Bank 4.0 tells the story of how banking and FinTech have evolved and developed over the years, and also predicts future trends. In essence, banks need to move past the concept of traditional branches, and evolve towards a completely digital space, in which FinTech companies will manage the bulk of online banking.
Today’s banking system no longer works, and if it continues to focus on how to improve traditional banking models, it will never evolve. According to the author, bank managers need to change their approach, because technology is adapting in real time and before our very eyes; our mobile phones already dominate practically every single aspect of our lives. Simply digitising forms on a website is not enough, because this still requires customers who are applying for a mortgage, to sign forms and papers.
This approach is based on the idea that ‘this is just the way things have always been done’, and therefore implies an outcome that improves the starting model, but only in small incremental changes. Author Brett King advocates a more disruptive philosophy, and compares modern payment networks to those of the Templars in the 12th century. In order to achieve new, unconventional objectives, we have to carry out a total reset, and start again from scratch.
Elon Musk created SpaceX not just to send humankind to the Moon again, but with the aim of travelling to Mars. He based his designs on new rocket models, rather than improving on those built over the last fifty years, in an attempt to reduce the cost of going into orbit by 90%.

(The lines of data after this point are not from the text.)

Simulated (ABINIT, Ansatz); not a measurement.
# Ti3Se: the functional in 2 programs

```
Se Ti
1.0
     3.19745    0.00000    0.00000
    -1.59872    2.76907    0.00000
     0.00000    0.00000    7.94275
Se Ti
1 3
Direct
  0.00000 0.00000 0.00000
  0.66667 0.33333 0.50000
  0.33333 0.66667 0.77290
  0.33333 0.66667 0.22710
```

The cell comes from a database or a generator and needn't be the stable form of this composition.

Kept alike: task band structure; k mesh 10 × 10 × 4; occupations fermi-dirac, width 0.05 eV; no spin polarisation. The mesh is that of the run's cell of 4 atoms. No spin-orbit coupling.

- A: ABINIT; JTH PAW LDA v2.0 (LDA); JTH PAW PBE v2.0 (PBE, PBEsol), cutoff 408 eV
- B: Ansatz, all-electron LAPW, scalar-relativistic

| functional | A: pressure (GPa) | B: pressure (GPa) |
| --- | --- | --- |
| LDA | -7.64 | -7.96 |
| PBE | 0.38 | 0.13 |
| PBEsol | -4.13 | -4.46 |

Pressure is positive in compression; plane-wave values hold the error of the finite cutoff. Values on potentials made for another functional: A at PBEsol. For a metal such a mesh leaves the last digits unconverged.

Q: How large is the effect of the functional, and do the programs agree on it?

Steve Jobs, on the other hand, revolutionised the very concept of the telephone when he invented the iPhone, which combined an iPod, a browser, multitasking applications, and a phone in one single device. Instead of trying to improve on the Nokia and Blackberry models, he started from scratch, and came up with a touchscreen design.
Putting first principles into actual practice requires a vision, and banking is no different. In the not so distant future, we will all do our banking everywhere except in banks, because we will no longer need physical branches, not even to meet with bank managers to twist their arm for better interest rates.